Like a broken record I’d self berate and delay further my efforts to return to that daily reprieve. The more I delayed, the more work it was to start again. After a few repetitions of this, I began to doubt that it was even a possibility.


The Root Of The Struggle

I have observed 2 reasons for my having been locked in this pattern of starting and stopping for years at a time.


  1. I didn’t have the level of conviction necessary to uphold the new self care habit through the bumps and hiccups that life presented me
  2. Whatever I was doing for self care was not fueling me deep enough to WANT to protect it, in other words, the activities did not have enough verve-infusing clout, if you will, in comparison to the weight of the challenge that would destabilize them.


Tapping Into Those Reserves of Power

When something touches you on  a deeper level, more intense levels of emotion are stirred and this provides you with the energy to see to it, that you  repeat that activity no matter what.

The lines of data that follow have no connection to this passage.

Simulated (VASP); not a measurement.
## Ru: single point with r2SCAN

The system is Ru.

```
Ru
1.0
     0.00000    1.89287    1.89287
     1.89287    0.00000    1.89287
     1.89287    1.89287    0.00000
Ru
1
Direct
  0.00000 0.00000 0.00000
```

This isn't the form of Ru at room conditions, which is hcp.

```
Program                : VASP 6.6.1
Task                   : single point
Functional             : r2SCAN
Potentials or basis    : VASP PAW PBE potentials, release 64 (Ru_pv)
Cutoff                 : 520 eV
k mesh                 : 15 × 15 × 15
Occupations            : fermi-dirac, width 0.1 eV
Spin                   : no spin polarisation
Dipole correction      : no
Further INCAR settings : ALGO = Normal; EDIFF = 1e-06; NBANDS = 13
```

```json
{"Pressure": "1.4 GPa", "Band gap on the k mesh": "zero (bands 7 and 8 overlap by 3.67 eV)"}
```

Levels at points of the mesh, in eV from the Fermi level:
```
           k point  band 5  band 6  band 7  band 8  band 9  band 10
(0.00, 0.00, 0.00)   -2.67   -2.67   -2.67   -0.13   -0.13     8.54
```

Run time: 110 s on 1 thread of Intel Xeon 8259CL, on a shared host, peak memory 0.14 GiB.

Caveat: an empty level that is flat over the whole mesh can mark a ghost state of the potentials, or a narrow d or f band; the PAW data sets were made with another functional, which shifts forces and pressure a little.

A Powerful Difference in Dark Times

In  this same way, I propose Friedl Dicker-Brandeis ( as I mentioned in the last post)connected with those deeper levels through her art. When told in a moments notice to pack her belongings for the Nazi camp, I believe, she had previously stirred up enough emotional energy, enough times for her to quickly prioritize those art supplies in her 50 kilo bag over the commonly thought of “valuable things” like gold jewelry, more clothes, food or identity documents.

Those art supplies were not mere art supplies, but in essence, they were the tools with which she connected with the divine.


When Roots Run Deep, Fortitude is Strong

She had grown her resilience roots so deeply through her habit of making art, that in those horrifically dehumanizing times, it was a natural instinct to not only do what she needed to do to ensure she continued that sacred expression, but also to share it with others.


Matching Intensities

In order to uphold and protect our sacred self care, the level of intensity at which it fuels us needs to match or surpass the intensity of the challenge we are facing. This is where we find our needed conviction.



Superficial Self Care Lacking in Deeper Nourishment

Let’s say we have been getting our nails done for years and prize all the details entailed in this act, like the color selecting, the act of having someone else serve your hands, the resulting shine etc. and then for examples sake, we unexpectedly enter the world of divorce and custody battles.


Self Knowledge =Most Sustaining Strength

That coveted self care will not hold  a candle in the face of that kind of storm. Getting our nails done is nice, but I’m sure we can all agree that it doesn’t necessarily stir our souls and inspire us to act from a higher purpose.


We have to uphold our sacred self care as intensely as we’re being challenged.


Retrieving Our Needed Intensity

What if we haven’t found that thing that stirs our souls? Where do we find this intensity for ourselves?


In the most intense place…our childhoods.


Who Mothered You?

To find that level of conviction, I have found it helpful to inquire into the universal roots of self care, our own mothering.

Did you know we all mother ourselves whether we know it or not? I invite you to consider the question of what place mothering has had in your life.

My Story

I know how pivotal it was for me to release some old beliefs from my early experiences of being mothered. I was born to my mother at a time of blossoming ambition.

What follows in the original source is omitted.